The sleeper oil issue for transport sector

07:00am March 05 2019

The International Maritime Organisation has locked in January 1st 2020 for major changes to limit the pollution ships emit. (Getty)

Heard of “IMO 2020”? Don’t worry if not, you aren’t alone.

Basically, major new global shipping regulations are coming into force from January 1, 2020 to reduce emissions, affecting not just global fuel oil and shipping markets but other major sectors, like road transportation. For the air travelers out there, fuel makes up around 20 per cent of some airline’s cost base, so any upward pressure can flow through to ticket prices.

On the ground, other potential flow-on effects include hastening the death of the diesel car and reshaping the economics of thermal power generation.

So if you haven’t heard of IMO 2020, it’s likely you may in the next 12 months.

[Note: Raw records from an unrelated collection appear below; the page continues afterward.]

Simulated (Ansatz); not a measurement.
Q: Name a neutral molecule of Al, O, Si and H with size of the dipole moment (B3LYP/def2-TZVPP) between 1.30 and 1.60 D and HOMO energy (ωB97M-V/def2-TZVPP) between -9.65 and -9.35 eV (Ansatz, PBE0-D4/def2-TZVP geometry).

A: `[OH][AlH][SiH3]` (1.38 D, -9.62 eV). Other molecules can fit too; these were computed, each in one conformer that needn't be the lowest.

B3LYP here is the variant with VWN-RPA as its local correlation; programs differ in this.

Historically, large ships have used “bunker” oil, the heaviest commercial fuel obtained from crude oil that contains relatively high amounts of pollutants, particularly sulfur. It’s so viscous that it must be heated before use and requires large, robust engines to cope with the forces produced, thus making it impractical for smaller vehicles and boats. These undesirable properties make it very cheap. However, it has been estimated that a cruise liner belches out as much sulfur as 380 million cars. Responding to this, the International Maritime Organisation has locked in January 1st 2020 for major changes to limit the pollution ships emit.

Any solution – such as installing exhaust gas cleaning systems, or “scrubbers”, to remove sulphur from the emissions – requires considerable investment without knowing the financial benefits until after the new regulations have been implemented. A further complication is the risk of non-compliance from parts of the industry given most shipping takes place in international waters outside sovereign jurisdictions and the IMO does not have authority to enforce fines for non-compliance on shipping or fuel suppliers.

Thus, to date both refiners and ship-owners have been slow to invest. 
 

The whole supply chain may be impacted as commercial logistics providers transfer costs across all goods that require a shipping and/or heavy trucking element. (Getty)


For example, even after a recent surge in retro fitting of scrubbers, it is estimated that some 510 large ships out of a global fleet of around 55,000 will have scrubbers by January 1, 2020. Other solutions to meet IMO’s new rules include the refining industry producing lower sulphur bunker oil or ship-owners switching to alternative low sulphur fuels, such as LNG or marine gasoil, and blending this with bunker oil.

Given restraints on LNG usage, it’s likely shipowners will switch to gasoil to meet the new specifications. However, this would affect gasoil (diesel) prices via a significant lift in demand and have a knock-on effect to other fuel oil products, such as jet fuel (or kerosene).

For diesel cars, IMO 2020 may be a further nail in the coffin. While diesel had long been the fuel of choice in Europe, recent shift in consumer preferences due to pollution, the VW emissions/fuel efficiency scandal, increasingly punitive taxes and higher price compared to gasoline have weighed on demand. Along with the likely release of electric vehicle models from major manufacturers, the outlook is increasingly bleak. 
 

VW, maker of the Tiguan model above, in 2015 admitted to systematically cheating US air pollution tests. (Getty)


IMO 2020 will also have an impact on the aviation industry. Put simply, if gasoil prices rise and encourage the diversion of more crude to the production of gasoil, jet fuel prices will also increase as a shortage appears in the market. That has ramifications for travellers and the movement of goods around the world by air freight.

Indeed, the whole supply chain may be impacted as commercial logistics providers have fewer alternatives, transferring the higher cost across all goods that require a shipping and/or heavy trucking element to distribution networks.

In terms of broader impacts, a rise in a broad range of transport fuels, regardless of the price of underlying crude oil, may cause a surprise bump in global inflation this year. Greater consumption of high sulphur fuel oil by power generators, as ships reduce their usage, could also reduce demand for coal, a market already under pressure amid the global push to reduce carbon emissions.

Although IMO 2020 may be little known, it’s just another larger structural force that by the end of the decade could result in the transport industry looking vastly different to what it does today.